Friday, 4 December 2015

The bushy tale of Grace Quirrel and the nutty world of cricket-bat tests

Grace doing her nut on my patio in Manchester
THE garden of my Costa Blanca home is not short of wild life - particularly in the summer.
OK, I can do without the eerie twilight flapping of bats around the turrets of neighbouring houses. And I wasn’t best prepared for the three baby hedgehogs my grandson rescued from the hedgerow as they tried vainly to suckle milk from their lifeless mother.
But the suction-padded lizards that scurry up and down the walls fascinate me. So does the incessant chatter of the crickets or whatever they are (I wonder if they ever play Test matches against the bats?)
Back in September, I felt I was in the Garden of Eden when a litter of tiny feral kittens took temporary tenancy of the bamboo gazebo in my garden. Nevertheless, I have yet to see anything in Guardamar to compare with the urban beauty of my furry friends Grace and Samantha.

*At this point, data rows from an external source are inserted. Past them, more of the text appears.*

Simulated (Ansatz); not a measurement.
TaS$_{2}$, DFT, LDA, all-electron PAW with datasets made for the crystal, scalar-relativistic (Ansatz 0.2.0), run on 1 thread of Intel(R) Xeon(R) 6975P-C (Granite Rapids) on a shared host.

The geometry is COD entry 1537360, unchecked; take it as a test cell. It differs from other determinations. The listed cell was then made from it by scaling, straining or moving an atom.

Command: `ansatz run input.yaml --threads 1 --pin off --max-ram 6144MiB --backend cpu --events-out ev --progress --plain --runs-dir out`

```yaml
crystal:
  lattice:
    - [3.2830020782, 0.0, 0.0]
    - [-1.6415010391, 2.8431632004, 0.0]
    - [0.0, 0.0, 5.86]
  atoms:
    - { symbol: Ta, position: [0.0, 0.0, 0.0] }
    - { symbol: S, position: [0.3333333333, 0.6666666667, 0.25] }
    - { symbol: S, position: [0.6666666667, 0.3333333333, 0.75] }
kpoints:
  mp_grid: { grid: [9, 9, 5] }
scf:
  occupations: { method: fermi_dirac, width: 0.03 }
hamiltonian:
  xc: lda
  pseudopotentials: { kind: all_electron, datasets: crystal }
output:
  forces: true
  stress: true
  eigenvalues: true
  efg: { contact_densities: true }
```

Grace Quirrel and Samantha Fox (cringe cringe) took up semi-residency in the back garden of my UK home in Manchester  - and while I only saw them on my increasingly rare visits to Emgland, there are few more beautiful creatures on earth.
The hunting fraternity would no doubt dismiss both species as vermin...and happily rearrange Samantha’s fur into a natty Manc coat. But urban foxes and grey squirrels have become as much a. part of life in the northern ferretlands as flatcaps and black puddings. Even four miles from Manchester city centre.
They get an unintentional helping hand from local councils, too. And the ayuntamiento under which authority my home is unfortunate enough to be sited --  is among the unwitting leaders. There are none of the slick nightly refuse collections we all marvel at in Spain -- it’s once a fortnight if you’re lucky. Providing, that is, you can work out the complicated sequence in which the queue of grey, brown, green and blue bins are emptied. I swear the local bureaucrats have a terrorist supervisor called Bin Over- Laden supervising the colllection crews, who simply don't empty bins whose lid is not fully shut.
Anyway, the council's tardiness means that Grace and Samantha will have bags and bags of goodies for Christmas...courtesy of a garbage-emptying cycle which leaves enough overflowing bins to fill the bellies of an entire colony of wild foxes and squirrels, feral cats and a rat or two-ee.
My only fear is that Grace will become too fat to chase cats (yes, I have witnessed it - you should see her doing her nut!).
Ms Quirrel is already a bit of a pudding, legacy of the unending supply of peanuts chucked out to her through the patio doors by my grandkids. But did you ever see a more beautiful piece of  vermin?